WBOR 91.1 FM this year was led by a crew of 14 devoted students and one community member (who runs the station during school breaks). Many more students, professors and locals hosted weekly one-hour music and talk shows. Walker Kennedy ’15, the station’s manager, said more than 100 DJs contributed to WBOR’s programming.
WBOR is unique, according to Kennedy, because it is still mostly freeform, which means that any DJ, regardless of their musical preference, can have a show. Plus, DJs can play different genres of music from week to week based on their whims, from folk to hip hop and everything in between. In addition to such musical shows as “Worlds of Jazz,” “Pardon My French,” and “100 Years of Solid Tunes,” the station features talks shows, including one that covers technology and another about professional, college and Bowdoin sports.
This year the radio did break from its freeform tradition a bit to incorporate seven regular weekly shows devoted to specific genres of music. From 5 p.m. to 7 p.m., DJs hosted “Metal Mondays,” “Country Tuesdays,” “Women in Rock Wednesdays,” “Throwback Thursdays,” “Funky Fridays,” “Top 40 Saturdays,” and “Jazz/Classical Sundays.” Kennedy says regular shows strengthens ties with listeners, drawing them back at certain hours when they can expect dependable programming.
Another way WBOR is special, Kennedy continues, is its strong link to the community. “We have an interesting ratio between students and community members,” he said. “In my mind, WBOR, for Bowdoin College, is one of the main ways we interact with a lot of community members. A lot of them love the station, listen to it, or are DJs on it.”

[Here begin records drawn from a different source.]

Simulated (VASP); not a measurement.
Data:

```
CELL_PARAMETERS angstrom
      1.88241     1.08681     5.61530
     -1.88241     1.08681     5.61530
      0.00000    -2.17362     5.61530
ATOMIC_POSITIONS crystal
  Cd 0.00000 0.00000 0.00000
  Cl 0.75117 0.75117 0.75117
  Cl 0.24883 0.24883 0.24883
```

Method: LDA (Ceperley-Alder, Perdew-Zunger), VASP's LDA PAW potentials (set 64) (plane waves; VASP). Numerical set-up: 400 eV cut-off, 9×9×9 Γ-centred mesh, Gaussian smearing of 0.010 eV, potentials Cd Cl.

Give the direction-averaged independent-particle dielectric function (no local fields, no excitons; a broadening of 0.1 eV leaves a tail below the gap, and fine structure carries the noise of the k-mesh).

Jenny Goetz ’15, a host of the music show “The Awkward Hour,” said being a WBOR DJ widened her world. “You get to feel like a part of Bowdoin that isn’t just part of the Bowdoin bubble,” she said. “There are people here from all over the place. Professors, high schoolers, college students — they all do shows.”
Bowdoin’s radio station received its first FCC license in the 1950s, becoming 91.1 FM WBOR (Bowdoin on the Radio). In 1982, the FCC allowed the station to increase to 300 watts, extending the broadcast to about 15 miles, according to a 2009 Bowdoin Magazine article. But listeners around the world can tune in to WBOR via the Internet.